Your net worth is an important measure of your financial health. One common question is whether your home equity should be included in that calculation. While it’s technically part of your net worth, it doesn’t function the same way as cash or investments. Simply put, it isn’t easily accessible. Understanding how home equity should be factored into your overall wealth can help you get a clearer picture of your finances and set more realistic goals.
In one Reddit thread, the poster asked whether to count the value of their home equity in their net worth. And the answer is that while home equity is typically included, it is not as liquid as other assets, so it can be useful to think about it differently.
What goes into net worth?
There’s a simple formula you can use to calculate your net worth. It’s basically the total of your various assets minus your liabilities.
Here’s an example of how to calculate your net worth (including your home equity):
Assets:
IRA – $1 million
Brokerage account – $100,000
Savings account – $100,000
Home value – $800,000
Total – $2 million
Liabilities:
Mortgage balance – $300,000
After subtracting total liabilities from total assets, that brings your net worth to $1.7 million. If you were to exclude your home equity, your net worth would fall to $1.2 million.
While people commonly include home equity in their net worth, it’s financially healthy to treat it differently from your other assets.
In this example, to access your $500,000 in home equity, you have two options: you could either borrow against it or sell your home. However, borrowing increases your debt, while selling your home may not be practical, depending on your situation.
It can help to differentiate your net worth goals from your savings goals.

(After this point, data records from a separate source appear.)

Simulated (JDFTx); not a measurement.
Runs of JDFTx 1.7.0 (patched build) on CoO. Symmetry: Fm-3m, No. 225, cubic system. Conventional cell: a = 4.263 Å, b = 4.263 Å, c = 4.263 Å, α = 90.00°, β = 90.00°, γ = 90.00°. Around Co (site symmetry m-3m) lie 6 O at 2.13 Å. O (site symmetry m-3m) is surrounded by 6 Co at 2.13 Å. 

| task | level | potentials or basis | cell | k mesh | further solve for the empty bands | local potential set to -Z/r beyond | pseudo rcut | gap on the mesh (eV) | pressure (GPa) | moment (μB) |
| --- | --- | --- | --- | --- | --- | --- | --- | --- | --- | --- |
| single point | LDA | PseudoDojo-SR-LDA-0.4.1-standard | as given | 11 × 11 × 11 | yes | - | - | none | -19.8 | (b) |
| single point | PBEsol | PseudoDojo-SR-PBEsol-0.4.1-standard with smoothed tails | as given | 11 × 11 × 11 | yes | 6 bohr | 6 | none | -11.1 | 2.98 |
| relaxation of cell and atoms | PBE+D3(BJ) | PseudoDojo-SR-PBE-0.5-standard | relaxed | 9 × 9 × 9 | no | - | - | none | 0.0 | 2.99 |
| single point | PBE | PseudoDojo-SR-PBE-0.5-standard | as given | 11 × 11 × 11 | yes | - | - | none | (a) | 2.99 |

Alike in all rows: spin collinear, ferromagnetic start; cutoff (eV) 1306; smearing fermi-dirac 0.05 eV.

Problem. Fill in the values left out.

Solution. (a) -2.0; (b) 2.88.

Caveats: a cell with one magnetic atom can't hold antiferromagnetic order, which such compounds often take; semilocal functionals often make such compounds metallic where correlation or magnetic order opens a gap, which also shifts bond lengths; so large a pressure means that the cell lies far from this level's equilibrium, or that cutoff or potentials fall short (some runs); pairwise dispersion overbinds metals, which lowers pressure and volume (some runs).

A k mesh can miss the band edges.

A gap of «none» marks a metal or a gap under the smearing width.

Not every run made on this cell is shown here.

Using the above example, say you’re aiming to save $2 million for retirement. You currently have $1.1 million for that purpose (IRA + brokerage account; assuming your $100,000 savings account is reserved for emergencies). In that case, you should focus on accumulating another $900,000 in liquid or investable assets, rather than counting your home equity toward that goal.
It’s good to keep tabs on your net worth
Your net worth is a broad snapshot of your overall financial health, so it is definitely worth tracking.
However, if you see that your net worth is growing rapidly, but much of that growth is tied to your home value, you may want to continue focusing on growing your savings and investment portfolio.
It’s nice for your home to gain value, but that doesn’t translate into readily accessible funds the same way a brokerage account does.
If you approach retirement with a valuable home, downsizing could help you convert home equity into usable funds. That’s an option to keep in mind for the future, even if it’s not practical during your working years.